Taxing Sugary Drinks in Philadelphia
For those that don’t know, the City of Philadelphia is in need of some serious cash. Lower-than-expected tax revenues and increased expenses (such as with snow removal) has led to a budget shortfall. So, one of the potential proposed remedies, along with a trash pickup fee, is a soda tax.
What’s a soda tax? For our purposes, it’s a tax of two cents per ounce of sugary drinks. It may not sound like much, but if it were applied, a 75 cent 12 ounce can of soda now becomes 99 cents. That two liter bottle now costs about 68 cents more in city tax alone. A six pack of 12 ounce cans is now $1.44 more.

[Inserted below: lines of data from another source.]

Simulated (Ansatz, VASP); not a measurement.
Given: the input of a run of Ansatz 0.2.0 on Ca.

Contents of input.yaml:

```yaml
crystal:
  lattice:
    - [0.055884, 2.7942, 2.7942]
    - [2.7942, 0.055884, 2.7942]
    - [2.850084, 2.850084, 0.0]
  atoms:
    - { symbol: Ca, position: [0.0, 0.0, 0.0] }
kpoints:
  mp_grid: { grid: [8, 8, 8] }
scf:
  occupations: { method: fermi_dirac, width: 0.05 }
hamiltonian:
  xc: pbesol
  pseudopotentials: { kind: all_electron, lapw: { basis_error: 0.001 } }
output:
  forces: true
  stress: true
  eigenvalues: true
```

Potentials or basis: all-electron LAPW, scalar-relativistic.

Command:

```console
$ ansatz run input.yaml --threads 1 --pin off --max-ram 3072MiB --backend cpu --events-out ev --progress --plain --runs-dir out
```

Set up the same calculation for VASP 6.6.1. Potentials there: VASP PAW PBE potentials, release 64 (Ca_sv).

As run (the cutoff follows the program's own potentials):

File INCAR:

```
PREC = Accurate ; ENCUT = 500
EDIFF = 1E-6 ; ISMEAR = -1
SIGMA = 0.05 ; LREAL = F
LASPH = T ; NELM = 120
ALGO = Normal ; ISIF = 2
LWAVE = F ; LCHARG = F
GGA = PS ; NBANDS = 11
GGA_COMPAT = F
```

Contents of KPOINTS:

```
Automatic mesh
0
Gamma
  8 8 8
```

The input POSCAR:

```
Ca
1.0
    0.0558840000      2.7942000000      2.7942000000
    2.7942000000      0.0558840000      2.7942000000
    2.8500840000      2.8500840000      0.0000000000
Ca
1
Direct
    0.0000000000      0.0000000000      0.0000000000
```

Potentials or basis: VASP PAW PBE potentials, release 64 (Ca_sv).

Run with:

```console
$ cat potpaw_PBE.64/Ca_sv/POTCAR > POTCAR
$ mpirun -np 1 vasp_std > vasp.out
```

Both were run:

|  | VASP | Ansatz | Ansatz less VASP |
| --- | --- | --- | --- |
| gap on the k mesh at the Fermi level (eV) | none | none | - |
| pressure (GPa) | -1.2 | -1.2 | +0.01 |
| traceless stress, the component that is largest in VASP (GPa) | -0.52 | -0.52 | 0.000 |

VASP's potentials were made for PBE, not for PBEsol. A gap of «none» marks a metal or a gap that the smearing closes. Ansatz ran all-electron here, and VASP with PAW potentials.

Needless to say, this proposed measure, which is expected to raise about $77 million a year, has not generated a positive reaction. Still, it’s becoming part of the growing trend of taxing “sins.” Last year, there was a proposed federal tax on soft drinks that was defeated. Subsequently, about twelve states including California and New York have proposed alterations to how soda is taxed. Chicago now taxes soda by three percent. The reasoning is supposedly based in health: New York justifies the tax proposal by noting the public health crisis of obesity and how sugared beverages contribute to obesity. I’m sure the potential $465 million it could raise was an afterthought.
Still, the soda tax seems more likely than not to come to fruition. Now, if it’s the difference that prevents closed libraries and shut down city services, then I’m all for it. Then again, I haven’t had any soda in sixteen years, so maybe I just am not as affected.